Mindanao leaders tackle role of faith in peacebuilding at “Do no harm” workshop

Franklin Duane Madriñan

Ateneo de Manila University

The core research team in Sri Lanka. From left to right: Prof Jayeel Cornelio, Prof emer. Kaling Tudor Silva, Dr Jennifer Philippa Eggert, Dr Kathryn Kraft, Prof Emma Tomalin, Dr Theo Mbazumutima

This blog post is part of a series by the Hidden Peacebuilders Network, a global collaboration of researchers, practitioners and faith actors from around the world, who jointly produce and disseminate research on local faith actors and peacebuilding. 

Twenty-eight local peacebuilders across the Philippines took part in the Do No Harm for Faith Groups Workshop held in Cagayan de Oro City from 19 to 20 October 2023. 

In partnership with World Vision Philippines, the Ateneo Development Studies (DS) Program convened a multi-generational and multi-faith group of local faith actors for a series of activities that aim to elevate the impact of their community peacebuilding work using the Do No Harm framework.

“Do No Harm” (DNH) – or what is also known as Local Capacities for Peace (LCP) – is a conflict sensitivity tool for stakeholders to identify beliefs and practices that enhance the quality of relationships in diverse communities. Oliver Apud and Makpil Aponesto of World Vision Philippines co-facilitated the sessions.

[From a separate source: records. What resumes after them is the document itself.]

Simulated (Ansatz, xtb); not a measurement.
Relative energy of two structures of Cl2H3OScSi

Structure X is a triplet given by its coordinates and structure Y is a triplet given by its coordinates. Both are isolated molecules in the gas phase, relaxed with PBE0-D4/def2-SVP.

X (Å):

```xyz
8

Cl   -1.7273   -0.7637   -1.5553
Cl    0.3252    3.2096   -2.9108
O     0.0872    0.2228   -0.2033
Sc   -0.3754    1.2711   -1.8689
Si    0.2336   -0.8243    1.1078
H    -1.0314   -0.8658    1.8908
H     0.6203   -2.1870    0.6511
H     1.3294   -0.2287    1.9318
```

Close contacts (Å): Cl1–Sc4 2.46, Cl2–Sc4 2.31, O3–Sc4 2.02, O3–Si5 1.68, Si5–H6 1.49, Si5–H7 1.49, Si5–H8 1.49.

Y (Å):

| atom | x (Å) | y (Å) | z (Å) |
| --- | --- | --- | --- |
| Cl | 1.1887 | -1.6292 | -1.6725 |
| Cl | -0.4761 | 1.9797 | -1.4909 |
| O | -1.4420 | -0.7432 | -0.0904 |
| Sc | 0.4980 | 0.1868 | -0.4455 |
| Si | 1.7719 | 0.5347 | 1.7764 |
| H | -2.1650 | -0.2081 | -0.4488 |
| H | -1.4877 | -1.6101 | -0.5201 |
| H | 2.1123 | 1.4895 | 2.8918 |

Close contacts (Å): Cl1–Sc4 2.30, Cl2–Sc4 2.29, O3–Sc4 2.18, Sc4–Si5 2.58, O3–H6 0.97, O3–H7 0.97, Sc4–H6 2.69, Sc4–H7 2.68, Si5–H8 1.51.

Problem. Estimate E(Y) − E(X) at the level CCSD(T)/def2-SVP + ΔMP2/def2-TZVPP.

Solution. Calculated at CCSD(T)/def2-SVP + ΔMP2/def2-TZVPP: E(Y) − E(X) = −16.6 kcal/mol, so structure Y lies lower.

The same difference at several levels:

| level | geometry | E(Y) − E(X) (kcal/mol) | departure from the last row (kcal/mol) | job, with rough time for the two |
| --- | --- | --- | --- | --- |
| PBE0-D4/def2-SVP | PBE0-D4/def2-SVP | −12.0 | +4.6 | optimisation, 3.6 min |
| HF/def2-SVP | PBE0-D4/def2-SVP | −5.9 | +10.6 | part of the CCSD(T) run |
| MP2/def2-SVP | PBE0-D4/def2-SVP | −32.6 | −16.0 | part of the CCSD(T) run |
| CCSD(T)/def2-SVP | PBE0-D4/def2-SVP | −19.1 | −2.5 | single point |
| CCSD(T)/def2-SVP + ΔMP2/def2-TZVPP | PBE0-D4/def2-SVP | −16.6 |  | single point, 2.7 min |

Among the participants were members and leaders of various Christian and Muslim groups in Lanao del Norte, Zamboanga, and the National Capital Region. Ako Bakwit, Arnold Janssen Catholic Mission Foundation, Inc, Group of Women Advocates for Peace in the Archipelago (GWAPA), and the United Church of Christ in the Philippines (UCCP) were among the groups represented in the two-day activity. Teachers of Islamic Studies and Arabic Language from Marawi City and Cotabato City also participated.

“Religion plays a vital role towards attaining peace… walang kapayapaan kung hindi nagkakaintindihan ang bawat tao na may iba’t ibang paniniwala (there is no peace when there is no understanding between and among people of different faith groups),” participant Nazh-Far Berganio, Founder and President of Ako Bakwit said. “We coexist because we want [peace],” he emphasized.

Reflecting on how the tool can be applied concretely, Venjohn Nuñez, president of the board of directors of ILAW Shared Community, Inc [a civil society organization in Iligan City] shared that “hindi pala pwedeng bitawan ang [aming activities on] policy advocacy and legislative agenda dahil pwede [kaming] maging connector. [Pwede kaming] marinig ng LGU to create a city ordinance on peacebuilding na sensitive in making and keeping peace (We should not terminate our activities on policy advocacy and legislative agenda because, through this, we can be connectors. We can be heard by the LGU [local government units] in creating a city ordinance on peacebuilding that is sensitive to making and keeping peace). “

“The impact of Do No Harm is life transformation. [It is] the transformation of one’s heart,” Prof Jayeel Cornelio, professor in the DS Program and academic lead for the Philippines, emphasized during his closing remarks. Highlighting the important role of faith in community work, Cornelio challenged, “para saan pang may paniniwala tayo kung hindi naman tayo nakikipag-kapwa tao (What is the point of our faith if we do not use it to build genuine human connections)?”

The workshop’s conclusion marked the beginning of a ten-month documentation of the participants’ community programs, part of a three-country action research project about faith actors and peacebuilding. The project is funded by The British Academy under the Knowledge Frontiers scheme. Together with Ateneo de Manila University in this study are the University of Leeds (United Kingdom), the University of Peradeniya (Sri Lanka), Rema Burundi (Burundi), World Vision Lanka, World Vision Burundi, World Vision Philippines, and the Joint Learning Initiative on Faith and Local Communities.